Today I had the pleasure of interviewing Jason Lavengood, a professsional photographer based in Noblesville, Indiana. He is primarily a wedding photographer, but is also very well versed in stylized portraiture, fashion, commercial, HDR, and landscape photography.
How would you describe your photographic style?
I think as with all artists, my style has “evolved” through the years. Right now I guess it would depend on what I am shooting. I like really detailed, dramatic landscapes, crisp clean well defined portraits and whimsical soft wedding portraits. It really depends on the people I’m shooting and the places that I shoot that effect my mood and in turn the style of the photograph.
How did you first get into photography?
I was in 8th grade taking a yearbook class and I started developing black and white film. I fell in love with photography and have been shooting ever since. I made the switch from film to digital a little over 10 years ago. Before digital photography a teacher asked me if I thought that images being taken and adjusted on a computer was art. I answered no because you are not working in the darkroom. Now, I find that it is just a different kind of art and Photoshop is my digital darkroom with endless possibilities.

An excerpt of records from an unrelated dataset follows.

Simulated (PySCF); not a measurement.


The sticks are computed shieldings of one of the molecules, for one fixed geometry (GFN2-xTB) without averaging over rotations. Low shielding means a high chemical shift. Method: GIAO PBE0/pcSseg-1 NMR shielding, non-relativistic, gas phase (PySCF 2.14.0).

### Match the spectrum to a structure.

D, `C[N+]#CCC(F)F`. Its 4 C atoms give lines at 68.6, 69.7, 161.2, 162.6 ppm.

What is typically in your camera bag?
Usually my camera bag consists of my Nikon D700 and D300 and a Canon Powershot SX200IS for when I don’t want to carry everything and I’m not looking for professional shots. My lenses consist of Nikon 24-70mm f/2.8, Sigma 10-20mm f/4.0-5.6, Nikon 70-300 f/3.5-5.6, Nikon 10.5mm fisheye and a Nikon 18-200 f/3.5-5.6. I use a single SB-800 for indoor shots at night, fill light and mainly to trigger my studio lights. I have a Nikon 10 pin cable release that is invaluable for shooting low light HDR. I use a Manfrotto 055X PROB tripod with a Manfrotto 486 RC2 ball head. My tripod is awesome for getting great angles.
What are you looking forward to purchasing next?
I would love to have a couple of Elinchrom BXRI 500 strobes and an Elinchrom 53 midi octa softbox. Oh and a reflector while I’m at it.
Did you have any formal training in photography?
No. Other than high school photography class, which did help teach me the basics of using a manual 35mm slr, I have had no training. I picked up the technical aspects of shooting film with an all manual Nikon FM2 and it really helped me when I did switch to digital. I’m proud to say, I am pretty much self taught in photography and Photoshop.
Do you post-process your photos? If so, please describe your process and tools.
Yes, I post process pretty much every image that I release, whether online or to a client. I find post processing invaluable. In today’s world, anyone can shoot a wedding, family portrait or landscape. I believe that you have to stay up on the post processing aspect to keep a different “look” to your photos.
I use many techniques. The one I get asked most about is what I call HDR Hybrid. This is where I shoot, depending on the contrast of the scene, anywhere from three to nine RAW images bracketed at .7 stop intervals and merge them using a program called Photomatix. Then, I import the image into Photoshop as a 16bit tiff. Depending on what I think my HDR “needs”, I open one to three of the original RAW images in Lightroom and make adjustments. I import those Lightroom images as 16bit tiffs into photoshop as layers on the HDR. I use layer masks and brush the desired aspects of the LR images into the HDR thus creating an HDR Hybrid. From there I use multiple adjustment layers with levels, color balance and sharpening.
When I’m just about done I will duplicate the merged down image and remove any unwanted distractions ie: people, cars, a distracting leaf or reflection. Finally, I use a couple last filters that I have created to finish off with some exposure highlights and give the image a “unique” look. So that’s my secret. It is different for almost every HDR but each one involves similar steps.
What has been your favorite photo location?
That’s hard. It really depends on lighting I think. I could be in my backyard if the light is right. I loved shooting a wedding on the beach in Las Caletas, Puerto Vallarta. And I just shot a beautiful wedding in the UK. I’d say those are my favorite locations just because they are different for me than my everyday surroundings.
What is your next goal in photography?
It would be great to further my business as a photographer. To continue to do what I absolutely love as well as support my wonderful wife and beautiful kids. I would love to pursue a career in fashion advertising. Diesel ads have always been a good example of what I would like to shoot for advertising photography.
What tips or advice do you have for other aspiring photographers?
The key to everything is light. If your light is not good for a beautiful landscape, the place will look just ok. You can take an average image ie: a doorway, building, person or anything and make it look beautiful with the right light. Evening light is my favorite for everything because it has a soft, calming look and people identify with it. Who doesn’t love the way things look in the evening?
Thanks to Jason for talking with us!